By Lauren Voigtlander
In downtown Eureka, there is a big house off the 101 that is much like every other house in the area. The house is fully equipped with a large, stocked kitchen, a spacious living room filled with couches sprawled on by young kids, an active computer room, multiple bathrooms and even a washer and dryer. Youth of a variety of ages come and go from the house throughout the day, but no one actually lives there.
This house is part of an organization called the Raven Project that helps aid the homeless youth of Humboldt County.
“I used to come to Raven when I was in age range,” said Patrick Malloy 27, who is a street outreach worker and is one of the few adults that help run the Raven Project.
“The Raven Project seeks out youth that are not necessarily seeking shelter, but still need services,” said Malloy. “It’s main goal is to be a youth run space.”
Of all the people in the Raven House on a recent Wednesday, Malloy is the only one that is over 20 years of age. The Raven Project’s main goal is to be a safe haven for youth in between the ages of 10 and 21. It attempts to do this by limiting adult supervision and allowing the youth, with personal experience, to run the house themselves.
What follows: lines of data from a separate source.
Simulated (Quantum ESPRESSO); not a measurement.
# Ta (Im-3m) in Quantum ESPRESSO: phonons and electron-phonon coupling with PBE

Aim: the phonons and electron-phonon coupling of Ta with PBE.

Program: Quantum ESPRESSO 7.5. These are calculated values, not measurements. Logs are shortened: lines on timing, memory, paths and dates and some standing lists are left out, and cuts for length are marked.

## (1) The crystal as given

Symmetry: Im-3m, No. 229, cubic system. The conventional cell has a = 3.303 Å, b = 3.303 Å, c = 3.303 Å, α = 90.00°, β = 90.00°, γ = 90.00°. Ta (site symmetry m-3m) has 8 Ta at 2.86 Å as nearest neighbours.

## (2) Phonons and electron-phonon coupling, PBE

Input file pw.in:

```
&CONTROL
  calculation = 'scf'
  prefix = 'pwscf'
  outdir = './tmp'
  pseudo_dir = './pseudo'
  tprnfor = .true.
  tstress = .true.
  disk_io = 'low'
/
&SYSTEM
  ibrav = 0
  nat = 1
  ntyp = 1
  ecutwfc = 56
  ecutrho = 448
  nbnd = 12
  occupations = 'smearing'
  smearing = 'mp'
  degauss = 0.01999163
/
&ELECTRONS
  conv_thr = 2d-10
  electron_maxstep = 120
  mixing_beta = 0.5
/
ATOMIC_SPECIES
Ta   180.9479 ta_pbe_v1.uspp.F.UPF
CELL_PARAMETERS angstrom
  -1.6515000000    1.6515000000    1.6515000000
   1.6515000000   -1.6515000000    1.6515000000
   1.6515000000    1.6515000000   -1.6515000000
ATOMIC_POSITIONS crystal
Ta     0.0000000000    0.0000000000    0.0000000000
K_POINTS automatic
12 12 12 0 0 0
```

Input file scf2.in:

Along with Malloy there are usually three youth educators on staff at all times. Jeremiah 17, who goes by the name Pringles, was one of the educators on staff.
“I am actually a homeless youth myself,” said Pringles, when asked how he got involved in the Raven Project.
Pringles has been a youth educator at the Raven Project for 10 months. He works in helping others like himself find work by creating resumes and searching for jobs on the internet.
“This makes a difference in our community,” said Pringles. “So it would be helpful for other people to get a job there and help them.”
Another youth educator, Stephanie 20, also started at the Raven Project under similar circumstances.
“I actually live in my van myself,” said Stephanie, who did not want to give her last name. “When I moved over here I heard that they give out free showers and that I could do my laundry.”
Stephanie, unlike Pringles, is also educated in topics such as safe sex and finding youth help for certain types of drug use.
“If someone wants to come talk to me confidentially or in private then I am prepared to do that,” said Stephanie.
She also has had training in deferring crisis and can provide “any kind of help that someone on the street might need.”
The Raven is available for all young people in need of services such as find a good meal, a place to take a shower, find some clean clothes and other supplies. The point of the Raven is to be a place for young people to turn to and not feel judged or out of place.
“We are not here to judge or change the behavior of the people we work with, we are here to make sure that they are informed and provided for,” said Malloy.